The Tamil Nadu government has relaxed the land ceiling limit, allowing companies to possess 120 acres of dry land and 60 acres of wetland without any permission.

Holders of excess land can now get a ‘37-A permission’ with the removal of ‘seller-attracted’ issues. This is to ease the compliance burden for industries, said a senior government official. Many companies, particularly in the renewable energy sector, had sought this, said another.

The Industrial Exemption Committee has not been recommending grant of permission for ‘seller-attracted’ land. The Industry Department felt that Section 20 of the Land Reforms Act should not be enforced on industrial units when the seller from whom they bought the land held parcels beyond the ceiling but no declaration was made by the authorised officer of the land.
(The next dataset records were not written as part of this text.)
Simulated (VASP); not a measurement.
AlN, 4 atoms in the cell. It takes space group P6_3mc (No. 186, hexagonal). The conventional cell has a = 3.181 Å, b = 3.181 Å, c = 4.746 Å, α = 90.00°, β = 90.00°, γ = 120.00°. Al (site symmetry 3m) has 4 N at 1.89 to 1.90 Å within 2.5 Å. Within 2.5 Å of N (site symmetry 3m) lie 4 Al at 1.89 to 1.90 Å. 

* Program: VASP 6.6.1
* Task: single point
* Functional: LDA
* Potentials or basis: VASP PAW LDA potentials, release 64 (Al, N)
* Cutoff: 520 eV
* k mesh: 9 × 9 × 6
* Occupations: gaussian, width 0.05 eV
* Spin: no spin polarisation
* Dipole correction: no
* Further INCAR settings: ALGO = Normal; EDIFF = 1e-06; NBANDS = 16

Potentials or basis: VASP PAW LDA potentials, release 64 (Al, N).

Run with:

In the present economic scenario, such regularisation of transfer of land covered under Section 37-A without any loss to the government is imperative. In cases where the industrial undertaking has applied for permission under 37-A to hold surplus land, and no declaration was made by the authorised officer, as contemplated under Section 20 of the Act, the State government will have to first consider the application for permission to hold the land for industrial purpose on merits, and thus seller-attracted issues will not be a bar to consider an application. It is only if such permission is refused that the authorised officer can pass orders for transfer of the land to the government, says a Government Order. Further, while declaring the surplus land, provision of the Act and Rules will prevail, the order said.

“It’s a win-win step. These old ceiling laws should not have been there. With this, more manufacturing units will be attracted and improve lives of people and also generate revenues for the government,” said T Padam Dugar, President, CREDAI-Chennai Chapter.

Industries can buy land at economical prices and don’t have to go through long processes, said M Murali, CMD, Shriram Properties.